Street crime, once unheard of, was now a constant on everyone’s mind. And however over-trumpeted by the news, crime wasn’t merely an abstract concept, it was reality. My father was mugged by two “black animals,” prompting my parents’ flight to a new white haven in Queens. A few years later, during my cab-driving phase, I was held up. By a black kid. With a gun. More than once.

The New York of those years of decline and decay seemed less like “Fun City,” the PR-invented nickname it was going by at the time, and more like a cauldron of danger and menace. My lifelong isolation from black people was over. I still didn’t know any, but they were now part of my daily life. In my mind, there was no longer any distance between me and the savagery of cartoon Darkest Africa. With the help of the News and the Post and the support of the rest of the media’s focus on the unrestrained violence that blacks were perpetrating—whether individually, as muggers; or collectively, as revolutionaries, like the Black Panthers; or as rioters in Newark, Harlem, Watts, Detroit, etc.—the incessant drumbeat of “crime” and “drugs” and “riots” became inextricably linked inside me with black people.

And then a new twist: envy.

It surely wasn’t only discovering Norman Mailer’s earlier 1957 essay “The White Negro” that did it. No, there was so much more going on: the increasing number and dominance of black athletes, especially in boxing; the unmistakable black influence on music, whether blues or jazz or R&B or rock ‘n’ roll; the media’s focus on the natural and shame-free connection that black people apparently had to their bodies—dancing, sex, the legendary size of the Negro penis and the knowing openness of black women; the growing presence of blacks in movies, no longer as passive saintly characters but as take-no-prisoners action heroes like Shaft. Waking up to all these developments, I still continued to view black people as objects—objects not only to fear, but now to envy and venerate as well.

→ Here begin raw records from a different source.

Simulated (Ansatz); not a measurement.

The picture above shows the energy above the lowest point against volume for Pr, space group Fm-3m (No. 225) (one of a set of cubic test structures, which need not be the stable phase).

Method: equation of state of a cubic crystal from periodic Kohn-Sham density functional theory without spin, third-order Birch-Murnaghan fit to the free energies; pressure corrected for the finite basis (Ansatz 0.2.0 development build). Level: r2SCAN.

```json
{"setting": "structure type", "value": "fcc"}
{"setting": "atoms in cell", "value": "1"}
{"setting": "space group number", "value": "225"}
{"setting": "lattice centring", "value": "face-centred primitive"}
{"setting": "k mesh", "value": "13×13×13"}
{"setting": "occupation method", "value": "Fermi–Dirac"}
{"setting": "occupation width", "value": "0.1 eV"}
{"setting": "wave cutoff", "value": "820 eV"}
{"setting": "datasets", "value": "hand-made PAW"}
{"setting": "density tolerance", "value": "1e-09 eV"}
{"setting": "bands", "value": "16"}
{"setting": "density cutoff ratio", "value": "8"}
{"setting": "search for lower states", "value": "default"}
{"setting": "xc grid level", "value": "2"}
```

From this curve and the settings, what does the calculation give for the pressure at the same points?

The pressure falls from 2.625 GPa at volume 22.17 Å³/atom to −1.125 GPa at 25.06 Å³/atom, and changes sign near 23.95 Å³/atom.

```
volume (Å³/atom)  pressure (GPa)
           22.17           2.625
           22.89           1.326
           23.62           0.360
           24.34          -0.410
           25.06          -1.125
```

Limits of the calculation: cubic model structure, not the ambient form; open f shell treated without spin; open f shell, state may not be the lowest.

But it was Mailer, in his typical mix of incandescent insight and pomposity, who put it all together on the page, in less than 20, in fact. His feverish essay attributed the cool and freedom of the white “Hipster,” a precursor of the liberated hippie of the ’60s counterculture, to his being an “adventurer” who had “absorbed the existentialist synapses” of the Negro. Beaten down, mistreated, hated by white America and therefore “hating himself,” according to Mailer, the Negro had been forced to live “on the margin,” and, as Mailer half-romanticized him, was thus a freer being than the non-Hipster white man. A creature of the night, risk-taking, streetwise, bold, driven not by reason but by the urges of the body, motivated by his own needs and desires and critically alive in the “enormous present,” the Hipster (and his forebear, the Negro) lived out a far braver existence than that of the Eisenhower era’s reigning stereotype: the pathetically conforming—white—Organization Man.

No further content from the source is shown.